You are viewing a plain text version of this content. The canonical link for it is here.
Posted to dev@nutch.apache.org by Matt Kangas <ka...@gmail.com> on 2006/01/06 18:11:29 UTC

creating MapFiles from unsorted data?

Hi folks,

I'm in the process of cleaning up my WhitelistURLFilter (NUTCH-87 on  
JIRA), and I've got a question about working with  
org.apache.nutch.io.MapFile.

I am parsing a textfile with one key/value pair per line. I want to  
write this into a new MapFile. MapFile.Writer requires keys to be  
added strictly in-order, so currently I:
- read the textfile into an ArrayList
- sort (in RAM)
- write the MapFile

Clearly this won't scale for a large textfile, so I'm changing it to  
use as temporary SequenceFile instead. Then I'll sort the  
SequenceFile, and copy item-by-item into the MapFile.

While I'm doing this, I'm wondering if there isn't a way to avoid the  
2nd copy.

Is there a way to create a MapFile from an already-sorted  
SequenceFile? Or, create an unsorted "data" file, sort it, then add  
the "index"? I didn't see anything in MapFile.* to permit this, but  
I'm probably missing something.

--Matt

--
Matt Kangas / kangas@gmail.com



Re: creating MapFiles from unsorted data?

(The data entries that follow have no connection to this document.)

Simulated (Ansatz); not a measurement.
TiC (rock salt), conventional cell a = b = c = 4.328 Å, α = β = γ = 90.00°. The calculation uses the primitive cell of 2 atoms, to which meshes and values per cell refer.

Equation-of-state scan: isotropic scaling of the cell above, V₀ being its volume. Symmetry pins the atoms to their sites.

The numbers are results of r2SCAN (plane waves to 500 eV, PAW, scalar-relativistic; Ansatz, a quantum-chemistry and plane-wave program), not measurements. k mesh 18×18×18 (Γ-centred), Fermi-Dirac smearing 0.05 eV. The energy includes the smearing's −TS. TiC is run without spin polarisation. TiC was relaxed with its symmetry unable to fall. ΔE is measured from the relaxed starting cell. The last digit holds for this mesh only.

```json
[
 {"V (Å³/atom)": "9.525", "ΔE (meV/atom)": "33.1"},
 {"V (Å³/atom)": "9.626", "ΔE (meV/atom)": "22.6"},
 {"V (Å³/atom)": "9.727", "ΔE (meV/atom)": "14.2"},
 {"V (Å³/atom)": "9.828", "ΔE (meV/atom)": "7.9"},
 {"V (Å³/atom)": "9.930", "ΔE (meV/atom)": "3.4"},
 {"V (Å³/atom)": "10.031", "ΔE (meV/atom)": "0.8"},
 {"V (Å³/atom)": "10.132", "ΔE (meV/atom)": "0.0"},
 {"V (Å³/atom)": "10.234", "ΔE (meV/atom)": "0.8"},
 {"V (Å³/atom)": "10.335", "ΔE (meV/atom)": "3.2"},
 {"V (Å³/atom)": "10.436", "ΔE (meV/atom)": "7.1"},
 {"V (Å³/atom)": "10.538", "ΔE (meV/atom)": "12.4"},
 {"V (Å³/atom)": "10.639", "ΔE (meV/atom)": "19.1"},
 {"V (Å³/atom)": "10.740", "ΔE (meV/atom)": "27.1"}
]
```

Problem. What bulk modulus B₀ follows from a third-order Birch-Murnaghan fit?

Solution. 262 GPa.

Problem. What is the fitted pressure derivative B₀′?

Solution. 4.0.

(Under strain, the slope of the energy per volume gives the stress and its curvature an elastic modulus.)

Posted by Matt Kangas <ka...@gmail.com>.
Thanks for the quick feedback! I'll use the existing facilities to  
finish NUTCH-87 for now. There's a good chance that I'll need to do  
more stuff like this soon, 'tho, and if so, I'll consider patching  
MapFile.

--Matt

On Jan 6, 2006, at 2:12 PM, Doug Cutting wrote:

> Matt Kangas wrote:
>> Clearly this won't scale for a large textfile, so I'm changing it  
>> to  use as temporary SequenceFile instead. Then I'll sort the   
>> SequenceFile, and copy item-by-item into the MapFile.
>> While I'm doing this, I'm wondering if there isn't a way to avoid  
>> the  2nd copy.
>
> No, not presently.  So the cost of sorting becomes n*(log(n)+1),  
> which is to say, the 2nd copy will slow things, but not hugely.
>
>> Is there a way to create a MapFile from an already-sorted  
>> SequenceFile?
>
> No, but it wouldn't be too hard to add one.
>
>> Or, create an unsorted "data" file, sort it, then add  the "index"?
>
> Right, that's the way I'd implement sorted-SequenceFile ->  
> Mapfile.  So MapFile might get a new public static method that:
>   1. Moves a sorted SequenceFile to <File>/data; and
>   2. Creates an index file in <File>/index.
>
> Note that this would still have to read the entire SequenceFile, so  
> all that's saved is re-writing it.
>
> Doug

--
Matt Kangas / kangas@gmail.com



Re: creating MapFiles from unsorted data?

Posted by Doug Cutting <cu...@nutch.org>.
Matt Kangas wrote:
> Clearly this won't scale for a large textfile, so I'm changing it to  
> use as temporary SequenceFile instead. Then I'll sort the  SequenceFile, 
> and copy item-by-item into the MapFile.
> 
> While I'm doing this, I'm wondering if there isn't a way to avoid the  
> 2nd copy.

No, not presently.  So the cost of sorting becomes n*(log(n)+1), which 
is to say, the 2nd copy will slow things, but not hugely.

> Is there a way to create a MapFile from an already-sorted SequenceFile? 

No, but it wouldn't be too hard to add one.

> Or, create an unsorted "data" file, sort it, then add  the "index"?

Right, that's the way I'd implement sorted-SequenceFile -> Mapfile.  So 
MapFile might get a new public static method that:
   1. Moves a sorted SequenceFile to <File>/data; and
   2. Creates an index file in <File>/index.

Note that this would still have to read the entire SequenceFile, so all 
that's saved is re-writing it.

Doug